Realizing Return on Investment (ROI) is a common
concern for Service-Oriented Architecture (SOA) deployments. Many organizations
find it difficult to justify the upfront investment for creating services for
different functionality when it would be easier to create a single application.
Enterprise mashups are a great example of how an investment in SOA can
provide great value. (See the sidebar “Mashups deliver ROI for IDV Solutions.”)
Leverage the services you have built
Immediate return for a SOA can be realized when
organizations start mixing and matching these services for new and exciting
purposes. It can be exciting to start leveraging services or applications in
ways that couldn’t have been imagined when they were written. (See the sidebar,
“Quicken Loans leverages mashups for fast results.”)

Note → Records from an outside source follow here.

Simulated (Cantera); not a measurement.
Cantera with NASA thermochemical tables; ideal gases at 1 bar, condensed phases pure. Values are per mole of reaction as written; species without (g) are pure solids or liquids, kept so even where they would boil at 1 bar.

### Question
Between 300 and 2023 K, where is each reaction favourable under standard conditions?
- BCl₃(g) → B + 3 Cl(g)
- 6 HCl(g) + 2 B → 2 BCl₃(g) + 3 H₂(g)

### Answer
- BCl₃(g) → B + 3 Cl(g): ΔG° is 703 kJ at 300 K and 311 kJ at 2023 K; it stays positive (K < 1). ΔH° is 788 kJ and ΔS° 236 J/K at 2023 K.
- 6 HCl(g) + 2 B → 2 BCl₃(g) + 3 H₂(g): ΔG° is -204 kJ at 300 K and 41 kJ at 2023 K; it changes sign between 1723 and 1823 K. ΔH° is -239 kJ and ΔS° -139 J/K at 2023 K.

Leverage the services others have built
It’s important to realize that you can’t own all
of the information in the world; and there’s a fairly high return on investment
when you can simply leverage someone else’s hard work instead of us inventing
that particular wheel.
Build services that others may leverage
Another opportunity for enterprises, as mashups
become more and more mainstream, is to build services that can easily be
consumed by mashup applications. Going back to the example we cited, the
customer service representative can make her customer happy by providing nearby
store locations. But imagine if the stores themselves exposed their inventory
and product availability to the mashup. Now the service representative can
provide even more detailed and valuable information to the customer on the
phone. That kind of service would be valuable for the customer, the call
center, as well as the store itself.
Platform agile
As discussed earlier, many mashups have been
created for delivery on the standards-based Web platform (HTML and JavaScript).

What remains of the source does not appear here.